In [1]:
from Todd import MahalanobisFilter, extract_embeddings
import torch
from torch.utils.data import Dataset, DataLoader

from transformers import AutoModelForSeq2SeqLM, AutoTokenizer
from toddbenchmark.generation_data import prep_dataset, prep_model, GenerationDataset
from datasets import load_dataset


In [2]:
%load_ext autoreload
%autoreload 2


In [3]:
model, tokenizer = prep_model("Helsinki-NLP/opus-mt-de-en")




## Load and prep dataset using ToddBenchmark

In [4]:

in_dataset = prep_dataset("wmt16", "de-en", tokenizer=tokenizer)
out_dataset = prep_dataset("wmt16", "ro-en", tokenizer=tokenizer)

# For the sake of this example we only use 100 samples to keep things quick!
in_val = in_dataset[1][:1000]
in_test = in_dataset[2][:100]
out_test = out_dataset[2][:100]

del in_dataset
del out_dataset


Downloading readme:   0%|          | 0.00/9.21k [00:00<?, ?B/s]

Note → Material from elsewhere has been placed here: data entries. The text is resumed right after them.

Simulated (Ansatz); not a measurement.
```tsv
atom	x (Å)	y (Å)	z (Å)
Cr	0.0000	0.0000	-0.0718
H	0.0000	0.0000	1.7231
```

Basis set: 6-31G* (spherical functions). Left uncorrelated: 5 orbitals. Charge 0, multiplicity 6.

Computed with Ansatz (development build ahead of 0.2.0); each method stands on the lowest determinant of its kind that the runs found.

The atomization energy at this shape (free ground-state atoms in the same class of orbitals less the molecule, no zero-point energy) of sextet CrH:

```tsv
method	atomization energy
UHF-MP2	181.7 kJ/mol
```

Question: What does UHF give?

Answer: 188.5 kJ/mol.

Found cached dataset wmt16 (/home/mdarrin/.cache/huggingface/datasets/wmt16/de-en/1.0.0/746749a11d25c02058042da7502d973ff410e73457f3d305fc1177dc0e8c4227)


  0%|          | 0/3 [00:00<?, ?it/s]

Found cached dataset wmt16 (/home/mdarrin/.cache/huggingface/datasets/wmt16/ro-en/1.0.0/746749a11d25c02058042da7502d973ff410e73457f3d305fc1177dc0e8c4227)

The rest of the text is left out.